Scott Houston, business development manager at the NZ Supercomputer Centre and CEO of cloud computing provider Intergrid, worked for SGI from 1999 to 2002, first as account manager then New Zealand regional manager.
He says back then SGI’s cutting edge animation and virtual reality technology was what attracted him to the company.
“I had the privilege of going to SGI’s headquarters at Mountain View and they had reality centres that were like the holodeck in Star Trek.”
Much of what SGI made then has now been commoditised, he says, “but in its day, it had leading-edge graphics technology. I worked for them because they were pioneers with virtual reality in the 1990s.”
However, virtual reality “wasn’t a killer app – it had the promise of being a new wave of computing technology, but it didn’t happen”.
A highlight for him while working for the company was a trip to Seoul that involved experiencing digitised 3D smell.
During his time there, “the company was going through changes. A lot of the history and culture was very high-end and proprietary, as opposed to a commodity.
“The key nail in the coffin for SGI was that the Maya software platform in the ‘80s and ‘90s only ran on Irix, SGI’s version of Unix.
“SGI spun Maya off in a management buyout and it was ported to Linux.
“That was the beginning of the end. Customers chose the app and not the platform.”
(Maya was also ported to Windows and Mac OS X).
The company had a huge presence in the media and film industries, “but it was also very strong in the defence sector – many flight simulators were based on SGI”, Houston says.
At the end of the day, “technology caught up and SGI hasn’t been profitable”.
Another New Zealander who held a senior management role at SGI during its better days is current HP NZ managing director Keith Watson.
He was executive vice president for worldwide sales and marketing at SGI from 1998 to 2000. He returned to New Zealand in 2000 and in 2004 took up the HP MD role.

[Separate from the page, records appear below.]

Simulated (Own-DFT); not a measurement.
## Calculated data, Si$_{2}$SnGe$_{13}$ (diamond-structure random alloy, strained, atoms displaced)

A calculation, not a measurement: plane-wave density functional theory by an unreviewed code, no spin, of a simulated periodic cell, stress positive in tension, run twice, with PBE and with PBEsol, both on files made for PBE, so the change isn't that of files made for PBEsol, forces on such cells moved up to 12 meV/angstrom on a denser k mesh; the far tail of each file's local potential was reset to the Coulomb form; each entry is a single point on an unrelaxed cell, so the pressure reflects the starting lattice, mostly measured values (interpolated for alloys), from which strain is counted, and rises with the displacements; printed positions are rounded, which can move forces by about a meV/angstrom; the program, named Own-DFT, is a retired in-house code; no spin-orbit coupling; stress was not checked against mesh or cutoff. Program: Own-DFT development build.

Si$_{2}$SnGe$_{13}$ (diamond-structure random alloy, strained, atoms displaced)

Even during Watson’s time at SGI, the markets it served were beginning to move towards commoditised hardware and software, as can be seen in a 1998 article in Computerworld Singapore, for which Watson was interviewed.
The article reported on SGI’s initiative that year to move key products to the Windows/Intel platform.
In it, Watson is quoted as saying: “The Unix workstation market is not growing at this time… affecting gross margins and pricing pressures.
“The troubles at SGI are related to that,” he said at the time.